The book also provides a massively comprehensive archive (It's got over 50 pages of references, appendices, definitions etc!) of the personalities and incidents involved, as the field continued to develop under the radar over the last 27 years. These include legitimate scientists, who perhaps didn't realise they were in denial that the data did not look like fusion, those who were attracted to the prospect of selling limitless energy, and the inevitable scammers, eager to make a quick profit.

Krivit documents in great detail how some physicists experimenting with LENR reactions, schooled in the conventional paradigm, tried to shoehorn the odd experimental results into existing theory; this was probably a wild goose chase and caused the perceived lack of credibility of the field that ensued. The anomalous experimental results just got forgotten about or ignored by most nuclear physicists. The misconception that pairs of deuterons were fusing, like in conventional fusion, but in a test tube which was fanned by the media storm at the time, has seriously handicapped widespread acceptance of anomalous, and voluminous, experimental results - this has all misled a generation of scientists to shy away from extremely exciting new reseach opportunities.
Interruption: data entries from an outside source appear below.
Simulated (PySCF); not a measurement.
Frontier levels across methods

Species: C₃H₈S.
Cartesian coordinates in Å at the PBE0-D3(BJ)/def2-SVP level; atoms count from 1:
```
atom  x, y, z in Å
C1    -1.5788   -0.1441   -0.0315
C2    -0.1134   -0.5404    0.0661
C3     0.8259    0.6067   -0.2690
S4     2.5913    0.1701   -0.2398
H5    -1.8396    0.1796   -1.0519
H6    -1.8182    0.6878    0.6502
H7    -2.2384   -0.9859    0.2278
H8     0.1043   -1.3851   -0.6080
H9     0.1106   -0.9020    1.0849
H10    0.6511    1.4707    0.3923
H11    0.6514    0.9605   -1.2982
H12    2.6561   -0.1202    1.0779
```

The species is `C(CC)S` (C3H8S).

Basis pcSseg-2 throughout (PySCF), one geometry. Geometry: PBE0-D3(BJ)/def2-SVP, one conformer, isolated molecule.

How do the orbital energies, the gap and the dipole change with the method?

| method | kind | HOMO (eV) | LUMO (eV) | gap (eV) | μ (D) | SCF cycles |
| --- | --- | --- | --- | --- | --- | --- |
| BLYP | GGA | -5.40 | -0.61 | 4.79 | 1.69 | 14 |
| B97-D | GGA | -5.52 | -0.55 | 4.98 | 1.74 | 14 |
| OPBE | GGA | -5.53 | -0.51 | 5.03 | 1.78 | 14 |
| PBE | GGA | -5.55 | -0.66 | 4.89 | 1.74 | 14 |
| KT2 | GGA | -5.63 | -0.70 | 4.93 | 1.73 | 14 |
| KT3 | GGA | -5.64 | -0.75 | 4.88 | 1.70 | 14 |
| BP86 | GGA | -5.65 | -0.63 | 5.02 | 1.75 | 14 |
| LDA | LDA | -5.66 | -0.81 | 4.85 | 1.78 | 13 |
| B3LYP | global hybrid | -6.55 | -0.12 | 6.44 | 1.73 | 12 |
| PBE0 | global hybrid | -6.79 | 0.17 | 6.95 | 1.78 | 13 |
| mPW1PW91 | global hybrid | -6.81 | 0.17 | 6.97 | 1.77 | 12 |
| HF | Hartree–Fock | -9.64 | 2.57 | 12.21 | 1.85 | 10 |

The book also lays bare the infighting, egotism and political expediency shown by some researchers in the field. As a whole, the book provides a fascinating account of how an established field of knowledge tends to act to suppress new results that don't fit into it well. Thomas Kuhn, the philosopher of science has written about how old paradigms suffer crises as unexpected results pile up, then new paradigms are born in the collapse of the old. This book shows how such a shift is happening right now. History in the making.